An East Bay lawmaker who has been a leading critic of BART and its unions says a tentative contract is a good start toward restoring public confidence in the agency — but he wants to see more before he drops his opposition to a BART bond measure expected to appear on the November ballot.
The proposed labor deal announced by BART General Manager Grace Crunican and union leaders on Monday would give workers a 10.8 percent wage increase in a contract stretching from mid-2017 through mid-2021.

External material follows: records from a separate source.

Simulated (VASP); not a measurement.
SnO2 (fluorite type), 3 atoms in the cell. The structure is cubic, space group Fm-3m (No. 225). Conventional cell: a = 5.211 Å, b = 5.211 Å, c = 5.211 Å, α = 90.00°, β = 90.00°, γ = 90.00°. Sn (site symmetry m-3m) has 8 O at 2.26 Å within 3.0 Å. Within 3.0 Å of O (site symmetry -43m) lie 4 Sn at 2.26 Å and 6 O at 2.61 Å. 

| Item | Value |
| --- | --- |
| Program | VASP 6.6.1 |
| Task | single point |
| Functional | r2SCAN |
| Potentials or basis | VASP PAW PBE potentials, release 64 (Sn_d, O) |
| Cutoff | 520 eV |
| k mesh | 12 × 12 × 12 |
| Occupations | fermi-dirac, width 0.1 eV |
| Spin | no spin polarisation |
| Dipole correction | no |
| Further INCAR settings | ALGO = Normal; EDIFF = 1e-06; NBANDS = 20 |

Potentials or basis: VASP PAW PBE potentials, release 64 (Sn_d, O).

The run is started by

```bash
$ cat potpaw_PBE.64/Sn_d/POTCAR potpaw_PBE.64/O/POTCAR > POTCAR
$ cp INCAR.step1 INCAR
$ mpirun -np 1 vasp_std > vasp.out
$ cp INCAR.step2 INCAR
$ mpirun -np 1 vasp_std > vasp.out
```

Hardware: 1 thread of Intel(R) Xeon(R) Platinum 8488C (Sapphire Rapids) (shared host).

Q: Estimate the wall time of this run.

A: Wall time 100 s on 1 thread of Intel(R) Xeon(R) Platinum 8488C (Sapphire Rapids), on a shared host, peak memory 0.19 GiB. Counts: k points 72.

“I think the agreement has a lot of positive elements to it,” state Sen. Steve Glazer told KQED’s Tara Siler during a Tuesday morning interview at BART’s Walnut Creek station. “Number one, that we’re not going to endure strikes for at least five years. That’s a big deal — strikes are too debilitating and too impactful on the Bay Area.”
Glazer was elected to the Legislature in the wake of his so far unsuccessful campaign, prompted by a pair of BART strikes in 2013, to bar the agency’s union workers from walking off the job.
Glazer said in February he’d fight a bond measure BART says it needs to upgrade its system, arguing the agency’s 2013 contracts and subsequent pay raises for managers were fiscally irresponsible. Tuesday, he said he’s not a fan of the most widely reported provision in the tentative labor agreement: the four-year pay increase.